To hear the people of Iceland describe it, the wilderness area of Grimsstadir in the country's remote northeast is as serene a spot as you can hope to find on the planet. From its cluster of farms and guesthouses, you can watch the dazzling northern lights, drive to Europe's most powerful waterfall a short distance away and, according to the area's website, enjoy "big, beautiful crystal-clear skies and mountain vistas."
But something far less serene has played out in Grimsstadir in recent weeks: a battle over China's rising economic clout. A plan by Huang Nubo, the billionaire chairman of China's Zhongkun Investment Group, to build a $200 million tourist resort in the area has sparked one of Iceland's fiercest controversies since its banks imploded three years ago, helping catapult markets into a global financial crisis. With Iceland still trying to reverse its downturn, Nubo, a former Communist Party official, proposed building a high-end hotel, Europe's biggest nature reserve and a golf course. Iceland's officials rejected the plan in November, suspecting that Nubo was eyeing other possibilities too, including Iceland's huge potential for energy companies as global warming makes the Arctic more accessible. The attempted deal, China's first major bid for a piece of Iceland's wide-open property market, is unlikely to be the last. Iceland's open vistas are not only appealing to the massive wave of Chinese tourists venturing abroad, says Jonas Parello-Plesner, senior policy fellow at the European Council on Foreign Relations in London, but they are "also linked to China's strategic interest in the Arctic."
The battle in a sleepy corner of Europe mirrors a broader anxiety about China's rising presence on the continent. As the E.U. struggles to survive and keep debt-ridden members like Greece, Italy, Spain and Portugal from defaulting, officials have turned to China and other emerging markets for tens of billions of dollars in cash to dramatically expand Europe's bailout fund. China is still mulling the risks and benefits of chipping into the teetering project. But that hasn't stopped its aggressive pursuit of other European assets, from choice real estate to global corporations. In November, Lou Jiwei, chief executive of China's $400 billion sovereign wealth fund, said he wants the fund to be a partner in Britain's $40 billion infrastructure plans, a first step in China's bid to help rebuild the West's faltering infrastructure.
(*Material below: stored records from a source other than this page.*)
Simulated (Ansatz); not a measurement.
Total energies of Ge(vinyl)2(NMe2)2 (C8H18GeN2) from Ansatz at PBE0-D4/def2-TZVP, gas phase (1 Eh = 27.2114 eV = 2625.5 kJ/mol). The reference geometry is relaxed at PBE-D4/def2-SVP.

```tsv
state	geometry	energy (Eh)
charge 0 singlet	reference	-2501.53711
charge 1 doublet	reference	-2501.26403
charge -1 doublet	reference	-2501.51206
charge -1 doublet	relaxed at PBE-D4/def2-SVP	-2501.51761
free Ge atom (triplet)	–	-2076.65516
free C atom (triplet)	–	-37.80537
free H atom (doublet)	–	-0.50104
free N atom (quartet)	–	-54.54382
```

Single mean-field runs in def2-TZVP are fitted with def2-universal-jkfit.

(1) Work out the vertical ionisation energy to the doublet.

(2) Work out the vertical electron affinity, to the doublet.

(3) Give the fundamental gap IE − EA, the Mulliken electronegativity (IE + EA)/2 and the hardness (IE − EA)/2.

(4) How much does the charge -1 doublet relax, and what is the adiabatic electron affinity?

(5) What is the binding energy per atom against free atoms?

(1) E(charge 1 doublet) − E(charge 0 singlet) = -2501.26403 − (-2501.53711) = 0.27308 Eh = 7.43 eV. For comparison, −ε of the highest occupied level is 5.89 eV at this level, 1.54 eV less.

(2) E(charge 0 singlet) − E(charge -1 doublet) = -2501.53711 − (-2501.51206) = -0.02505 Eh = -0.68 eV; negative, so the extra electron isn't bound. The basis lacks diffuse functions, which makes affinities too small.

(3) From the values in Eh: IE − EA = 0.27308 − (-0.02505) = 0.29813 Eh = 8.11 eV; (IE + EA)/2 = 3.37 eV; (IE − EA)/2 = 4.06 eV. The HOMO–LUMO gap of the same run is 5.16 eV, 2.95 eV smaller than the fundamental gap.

Cash injections from China could help Europe do everything from revamping crumbling bridges and developing high-speed rail lines to filling a gaping hole in its rescue plan. Beijing, meanwhile, would get a leg up on the world stage, where its influence is often blunted by accusations by once rich Western powers of human-rights abuses and unfair trade practices. Still, many fear that the Middle Kingdom is using the euro-zone crisis as an opportunity to snap up the continent's prized assets at discounted prices and win big political concessions on issues like arms sales and trade at a time when European leaders are in no position to bargain.
China's huge surplus about $3 trillion in foreign-exchange reserves and its growing ranks of superwealthy are deeply unsettling to beleaguered Europeans, who fear its outsize financial clout will encroach on their everyday lives. The number of ultra-rich Asians rose nearly 10% last year, to 3.3 million, surpassing Europe's 3.1 million. Chinese tourists fill luxury department stores in Paris and London, soak up Bordeaux from vineyards owned by Chinese companies and book rooms at luxury resorts like Club Med, where the largest shareholder as of November 2010 was the Chinese investment company Fosun. As China carves out a presence across the continent, analysts predict its investments in everything from road building to fashion are poised to expand rapidly, especially as it tries to develop more sophisticated industries at home.
The turn to Europe is the latest phase in China's global spending spree. The country has plowed countless billions of dollars into resource-rich countries in Africa and Latin America over the past decade to meet its insatiable demand for raw materials, sealing long-term partnerships in oil and gas and in iron ore, copper and other strategic metals. As China's middle class grows and its workers demand higher living standards, Beijing is under pressure to make the transition from basic industries like manufacturing and infrastructure to the higher-end products and services pioneered by the Western world. That has made German companies like heavy-duty-machine maker Schiess, which excels in engineering, and design-savvy Scandinavian firms like Saab increasingly attractive buys. As China shifts "away from emerging countries and other Asian countries," Parello-Plesner says, "investment in Europe will rise drastically."